Subsidy is not a dirty word
by Matt Grist
Today David Cameron announced the Government’s youth employment strategy. There is much to be commended, specifically around the expansion of apprenticeships and the greater flexibility granted unemployed young people to volunteer and undertake work experience. But the proof will be in the pudding – particularly around achieving quality and scale in apprenticeship provision.
I would like to pick up on the Government’s attitude to job subsidies in the strategy. It says that activist interventions by government such as the New Deal and Future Jobs Fund were expensive and showed little long-term benefit. There is truth in this assessment – the New Deal was particularly poor at keeping young people in sustained employment. And those calling for the reinstatement of the Future Jobs Fund should consider this: how useful is it for a young person to work in a contrived public sector job, when that sector will not be hiring many new employees any time soon?

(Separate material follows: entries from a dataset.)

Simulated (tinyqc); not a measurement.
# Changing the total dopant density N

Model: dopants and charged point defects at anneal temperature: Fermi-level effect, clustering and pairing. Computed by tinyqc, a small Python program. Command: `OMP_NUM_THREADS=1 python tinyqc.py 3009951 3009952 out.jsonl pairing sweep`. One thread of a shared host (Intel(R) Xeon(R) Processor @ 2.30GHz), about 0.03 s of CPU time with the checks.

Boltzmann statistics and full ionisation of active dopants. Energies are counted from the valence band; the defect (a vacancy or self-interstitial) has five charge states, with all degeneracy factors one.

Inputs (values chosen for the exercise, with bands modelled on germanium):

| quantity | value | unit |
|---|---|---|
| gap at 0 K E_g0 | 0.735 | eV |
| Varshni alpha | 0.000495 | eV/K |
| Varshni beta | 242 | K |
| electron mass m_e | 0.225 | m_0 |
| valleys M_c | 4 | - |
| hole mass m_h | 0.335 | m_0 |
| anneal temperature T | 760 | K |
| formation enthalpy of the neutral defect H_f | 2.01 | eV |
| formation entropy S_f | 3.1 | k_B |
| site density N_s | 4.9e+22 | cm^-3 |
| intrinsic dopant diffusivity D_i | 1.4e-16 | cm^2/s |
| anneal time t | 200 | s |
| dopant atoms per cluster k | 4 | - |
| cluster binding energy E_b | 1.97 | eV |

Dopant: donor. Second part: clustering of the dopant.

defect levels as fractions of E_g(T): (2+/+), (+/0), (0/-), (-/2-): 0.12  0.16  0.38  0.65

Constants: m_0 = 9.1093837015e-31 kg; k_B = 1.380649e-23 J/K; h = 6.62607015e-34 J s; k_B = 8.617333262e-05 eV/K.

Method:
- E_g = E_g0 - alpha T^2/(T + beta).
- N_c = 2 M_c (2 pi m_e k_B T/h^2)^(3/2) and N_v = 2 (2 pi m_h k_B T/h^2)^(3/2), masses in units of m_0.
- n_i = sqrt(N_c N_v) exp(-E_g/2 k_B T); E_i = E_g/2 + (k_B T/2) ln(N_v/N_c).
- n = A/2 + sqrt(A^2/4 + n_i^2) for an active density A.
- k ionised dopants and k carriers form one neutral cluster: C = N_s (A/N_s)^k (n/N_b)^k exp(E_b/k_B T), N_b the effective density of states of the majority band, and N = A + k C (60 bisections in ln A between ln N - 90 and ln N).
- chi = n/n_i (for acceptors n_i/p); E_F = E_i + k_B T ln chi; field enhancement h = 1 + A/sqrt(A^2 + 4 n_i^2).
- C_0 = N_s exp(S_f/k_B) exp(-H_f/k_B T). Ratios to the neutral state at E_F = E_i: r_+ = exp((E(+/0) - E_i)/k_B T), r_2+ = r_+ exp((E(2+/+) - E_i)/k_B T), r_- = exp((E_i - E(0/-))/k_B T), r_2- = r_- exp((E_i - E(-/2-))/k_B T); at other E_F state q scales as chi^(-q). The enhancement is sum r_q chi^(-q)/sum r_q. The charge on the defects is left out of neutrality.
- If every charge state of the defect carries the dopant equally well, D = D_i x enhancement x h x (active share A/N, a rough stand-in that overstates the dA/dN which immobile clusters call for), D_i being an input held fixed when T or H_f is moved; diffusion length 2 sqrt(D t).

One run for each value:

But I reject the Government’s claim that it is against job subsidies per se. The Nobel Laureate economist James Heckman has shown how subsidising work through welfare-to-work schemes – effectively what the Government plans to do through the Universal Credit, which will increase marginal wage returns when moving off out-of-work benefits – is a very effective way of tackling unemployment and raising individuals’ earning potential over the long-term.
Moreover, subsidies do not have to come through bureaucratic national programmes. In times of uncertain growth, nervous employers can be persuaded to hire workers through incentives offered through the tax system. Demos recommended in The Forgotten Half that employer’s national insurance contributions be reduced (at a tapered rate) for workers under 25. Why won’t the Government countenance such a subsidy?